Treasury Secretary Timothy Geithner was summoned to testify before the House Committee on Oversight and Government Reform yesterday in order to answer two questions: why did he sign off on AIG paying the big banks full value on insurance for bad assets like mortgage-backed securities–using $62 billion in taxpayer money–at a moment when everyone else was taking losses? And what was his role in the decision not to disclose to the public–which owned 80 percent of AIG at the time–the names of the banks and the payments they received, as AIG was prepared to do before the Federal Reserve Bank of New York (FRBNY) run by Geithner advised them not to?
Geithner’s answer boiled down to this: the decision in early November 2008 to pay Goldman Sachs, Bank of America, Merril Lynch, Citigroup, Societe Generale, Deutsche Bank and others 100 cents on the dollar was part of a broader effort to save AIG and it prevented an economic catastrophe; and on November 24, 2008, when he was nominated to serve as treasury secretary, he recused himself “from involvement in monetary policy decision, policies involving individual institutions, and day-to-day management of FRBNY.” (Was there anything left for him to do around the joint? And why was he still getting a paycheck?) Geithner said he therefore had nothing to do with the nondisclosure decision in December 2008.
But Geithner didn’t recuse these AIG matters up from his office, he recused them down to the vice president of the NY Fed. Apparently, decision-making over tens of billions of dollars of taxpayer money wasn’t deemed a top-level priority by him or his predecessor, former Treasury Secretary Henry Paulson, who also testified. In fact, Congresswoman Marcy Kaptur discovered through her questions that no formal recusal agreement outlining Geithner’s new responsibilities (or lack thereof) was ever executed.
Geithner argued that the New York Fed was operating under a gun. In November 2008, credit rating agencies–the same ones that gave mortgage-backed securities their highest AAA rating–were about to screw us again by downgrading AIG’s credit rating when taxpayers had already handed the company an $85 billion bailout in September. A downgrade would require AIG to pay out tens of billions of dollars more in collateral payments to the banks on the credit default swaps (insurance on the bad assets)–money that it didn’t have and that Geithner maintained would force the company to collapse. Geithner said AIG’s failure would cause an “utter collapse”–a run on banks, thousands of factories closed, millions of more Americans losing jobs, savings and home values even more devastated. Paulson said unemployment would have been over 25 percent.

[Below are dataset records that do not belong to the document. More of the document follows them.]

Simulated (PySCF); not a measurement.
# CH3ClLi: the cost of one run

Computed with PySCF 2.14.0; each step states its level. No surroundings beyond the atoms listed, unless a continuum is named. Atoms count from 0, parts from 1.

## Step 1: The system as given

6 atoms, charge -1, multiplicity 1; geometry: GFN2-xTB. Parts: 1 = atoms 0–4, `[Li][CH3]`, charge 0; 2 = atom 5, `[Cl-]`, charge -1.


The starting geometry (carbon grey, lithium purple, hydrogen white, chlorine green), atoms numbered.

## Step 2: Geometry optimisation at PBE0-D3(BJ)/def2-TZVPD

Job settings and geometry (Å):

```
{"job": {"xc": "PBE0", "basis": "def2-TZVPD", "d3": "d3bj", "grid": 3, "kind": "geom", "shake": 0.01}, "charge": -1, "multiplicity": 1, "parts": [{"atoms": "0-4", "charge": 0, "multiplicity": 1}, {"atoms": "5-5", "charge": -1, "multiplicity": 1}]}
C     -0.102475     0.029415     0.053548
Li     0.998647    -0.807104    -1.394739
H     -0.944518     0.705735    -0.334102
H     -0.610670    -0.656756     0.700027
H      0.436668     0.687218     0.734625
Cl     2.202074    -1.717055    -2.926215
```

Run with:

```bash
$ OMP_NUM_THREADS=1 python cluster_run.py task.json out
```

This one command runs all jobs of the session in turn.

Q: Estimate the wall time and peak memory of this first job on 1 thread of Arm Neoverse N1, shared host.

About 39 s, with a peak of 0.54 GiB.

AIG had already begun asking the banks for concessions, or “haircuts,” on these contracts. Only USB agreed to consider a 2 percent reduction in payments–and only under the condition that the other financial firms agreed to it as well. According to Geithner, the New York Fed decided there wasn’t sufficient time to negotiate. AIG was about to report an earnings loss of $25 billion on November 10, which would have resulted in a credit downgrade. Geithner argued that even the haircuts themselves could have led to a downgrade and consequent collapse.
But Democratic Congressman Stephen Lynch of Massachusetts wasn’t buying it. He pointed to Bear Stearns, and the fact that then-Secretary Paulson, Fed Chairman Ben Bernanke, and Geithner forced the firm to accept two cents on the dollar for their shares in order to receive bailout money. How was it Goldman and the other firms got such a sweet deal on this backdoor bailout via AIG?